Begin Business Tax Cuts, PAR Urges
Instead of spending $16 million next year on slush fund projects, the state could begin phasing out the sales tax on manufacturing machinery and equipment (MM&E) and the corporate franchise tax on borrowed capital. PAR recommended removing these two impediments to economic development based on its 1994 and 2002 studies of corporate tax burden comparisons in the southern states.
The new administration favors eliminating these business taxes but wants to delay until fiscal year 2005-06 so it can plan for the resulting loss in revenue. At the same time, the urban and rural slush funds would be budgeted at $16 million, if the temporary sales taxes on business utilities were renewed. The administration proposes to use the slush funds more effectively to leverage other public and private funding.
The slush funds would be used for a variety of small projects scattered across the state. The governor’s ability to allocate these funds to various legislative districts is of no small political value. The question is whether the economic development value of these projects would rival the value of the state being able to announce the phase out of taxes that have long been considered impediments to attracting and growing business in Louisiana.
The phase out of the two taxes could begin next year with a 10% reduction at a cost to the state of about $16 million–the same amount budgeted for the urban and rural slush funds. This would allow the state to announce its commitment to improving its business climate and begin a phase-out that could be accomplished within the next five or six years. The $16 million first-year reduction would be less than one-tenth of one percent of the proposed $17 billion budget.

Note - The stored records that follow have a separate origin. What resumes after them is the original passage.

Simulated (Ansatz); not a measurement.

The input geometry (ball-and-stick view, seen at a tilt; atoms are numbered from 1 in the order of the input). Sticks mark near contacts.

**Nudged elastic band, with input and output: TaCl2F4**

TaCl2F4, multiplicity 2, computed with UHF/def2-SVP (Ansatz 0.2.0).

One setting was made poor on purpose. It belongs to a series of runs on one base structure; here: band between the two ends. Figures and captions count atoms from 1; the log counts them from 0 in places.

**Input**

Fully implemented, the two tax changes, with a narrowly defined MM&E, would result in a total tax reduction of about $160 million a year. An economic analysis of the tax proposals by the Legislative Fiscal Office suggests that the direct impact would not be a very large factor in a state economy where the state gross product is roughly $160 billion. However, the major impact of the changes would be to improve the image of Louisiana as a place to do business. In this sense, the state would get more mileage out of the tax phase-out than it would from a number of relatively small urban and rural slush fund projects.